NCAT Study Confirms Benefits of Crumb Rubber in Asphalt
The method of manufacturing crumb rubber, whether cryogenic or ambient, does not impact the performance or quality of rubber asphalt pavements. according to a new study by the National Center for Asphalt Technology (NCAT). The use of recycled tire rubber in asphalt pavement can produce longer lasting road surfaces, reduced road maintenance, lower road noise, shorter breaking distances and add to the long term cost effectiveness of the pavement, the study affirmed.
“We are optimistic that the study findings will accelerate the use of sustainable material in highway construction,” says Richard Willis, NCAT’s assistant research professor. “By increasing the use of ground tire rubber, asphalt producers will benefit from price stability as compared to more volatile oil prices which impact the cost of traditional, oil-based polymers.
Importantly, ground tire rubber produced cryogenically or ambiently provides high performance and cost benefits in asphalt.”
In recent years, as oil prices have risen, the number of states reassessing the potential of GTR mixtures has begun to increase; however, according to NCAT, little research has been published which characterizes the influence of particle size, grinding technique and blending methodology.
The NCAT study addressed these needs and indicates that surface area and particle size of the rubbers had the most influence on the modified asphalt binder — smaller particle size, which equates to larger surface area, provides better performance.
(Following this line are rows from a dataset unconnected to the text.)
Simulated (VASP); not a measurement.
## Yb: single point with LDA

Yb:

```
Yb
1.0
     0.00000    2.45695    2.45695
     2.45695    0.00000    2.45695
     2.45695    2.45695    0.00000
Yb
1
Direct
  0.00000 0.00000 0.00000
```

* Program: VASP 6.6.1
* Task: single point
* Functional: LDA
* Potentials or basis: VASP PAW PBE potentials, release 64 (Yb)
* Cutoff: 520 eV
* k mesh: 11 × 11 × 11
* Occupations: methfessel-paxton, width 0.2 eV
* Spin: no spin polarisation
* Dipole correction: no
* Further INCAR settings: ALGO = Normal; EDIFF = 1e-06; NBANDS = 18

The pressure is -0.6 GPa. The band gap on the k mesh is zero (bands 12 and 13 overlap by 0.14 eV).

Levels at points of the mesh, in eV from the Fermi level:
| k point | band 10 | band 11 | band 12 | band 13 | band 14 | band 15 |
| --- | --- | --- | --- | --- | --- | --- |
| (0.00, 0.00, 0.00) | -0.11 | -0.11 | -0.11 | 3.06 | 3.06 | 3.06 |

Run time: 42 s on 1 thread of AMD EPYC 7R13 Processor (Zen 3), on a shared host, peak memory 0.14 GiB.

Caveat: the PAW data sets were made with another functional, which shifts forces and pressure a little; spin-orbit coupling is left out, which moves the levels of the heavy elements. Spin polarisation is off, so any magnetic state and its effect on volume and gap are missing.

Based on the study results, researchers also recommend that ground tire rubber should be considered an appropriate asphalt binder modifier to achieve critical high temperature performance in mixtures. Because ambient and cryogenic GTR performed equally in terms of binder modification and separation, specifications should not distinguish between the two types of materials when the GTR is 30 mesh or smaller, researchers said. And, the researchers conclude, ten percent rubber is an appropriate level of loading for asphalt binders.